Buruma concludes by arguing that the values of West are legitimate, and that the real danger is abandoning those values and agreeing with or even becoming the racist caricatures of the West as evil that the terrorists are offering. Instead, the solution lies in promoting the liberal values of the West in cooperation with moderate Islam.

How you got from that to "the West is the pest" I don't know.

All that is a worldview that is striking in how it differs from the anti-war movement, at least here in Europe, which blames the US and Israel specifically for the origins of terrorism, denounces the extension of Western values, and believes that by supporting the Palestinians and opposing the US, Europe can remain outside of a war between the Islamic world and the US.
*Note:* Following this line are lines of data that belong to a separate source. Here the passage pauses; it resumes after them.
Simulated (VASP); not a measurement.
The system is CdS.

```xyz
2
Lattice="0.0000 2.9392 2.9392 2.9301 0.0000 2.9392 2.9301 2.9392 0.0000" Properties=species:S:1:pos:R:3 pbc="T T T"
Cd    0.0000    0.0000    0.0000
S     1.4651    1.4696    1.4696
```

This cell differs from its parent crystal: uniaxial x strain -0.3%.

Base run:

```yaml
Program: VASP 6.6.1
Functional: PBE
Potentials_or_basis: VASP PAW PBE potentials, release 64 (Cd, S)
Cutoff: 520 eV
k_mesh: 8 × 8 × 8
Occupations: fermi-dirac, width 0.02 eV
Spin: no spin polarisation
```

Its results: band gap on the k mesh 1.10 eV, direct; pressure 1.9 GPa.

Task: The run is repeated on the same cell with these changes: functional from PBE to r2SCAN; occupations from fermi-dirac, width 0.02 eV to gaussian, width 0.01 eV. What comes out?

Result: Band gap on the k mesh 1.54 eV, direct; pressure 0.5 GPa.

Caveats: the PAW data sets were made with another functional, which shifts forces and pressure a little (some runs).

I agree with Buruma, and believe that the current climate makes this kind of liberalism very scarce. The anti-war movement (at least in Europe) is in fact guilty of "Occidentalism". They are playing on the same side as Bush in trying to turn this into a war between good and evil. It has become unacceptable in a lot of European society to assert that you believe in liberal Western values of freedom and democracy for everyone, even if you believe that Bush is working against those values. Just by using the word "enemies" to refer to the terrorists, Buruma is going out on a limb compared with standard left-of-center opinion.

(On preview: yeah, languagehat, liberalism is boring. More fun to crank up the "Bush is evil!" "No, Islam is evil!" rhetoric.)
posted by fuzz at 8:47 AM on February 4, 2004


We are the Borg!

Actually, I think he's insinuating that *they* are the Borg, precisely because, he says, they think that *we* are the Borg. In other words, their Borgness is driven by their perception of us as the Borg. And I think his argument falls apart because of that, notwithstanding his auto-apologist attempt at the end to appear pragmatically reasonable - "Even though they are the Borg, we should not think of them as the Borg, because we (unlike them) are reasonable people," etc.
posted by carter at 9:12 AM on February 4, 2004


We are the Borg!
I always thought we were a little more Ferengi, myself.
posted by wendell at 11:45 AM on February 4, 2004


yeah, languagehat, liberalism is boring

You've penetrated to the heart of what I was saying, and your reading skills dazzle me. adamgreenfield, who thought I was making a point about empty rhetoric addressed to no apparent audience and designed simply to show off the author's high moral standards (and in this case random bits of historical knowledge), should take lessons from you. Oh, and you get extra points for that penetrating analysis of the term "Occidentalism." It would never have occurred to me that this was a takeoff on Said's "Orientalism"; now that this is explained to me, I too will join the moral chorus. Liberalism is good! Intolerance is bad! We must all fight the good fight! The politics of failure have failed!
posted by languagehat at 12:18 PM on February 4, 2004


fuzz did a great job of summarizing the essay, and carter did a wonderful job of embodying the problem that Buruma describes.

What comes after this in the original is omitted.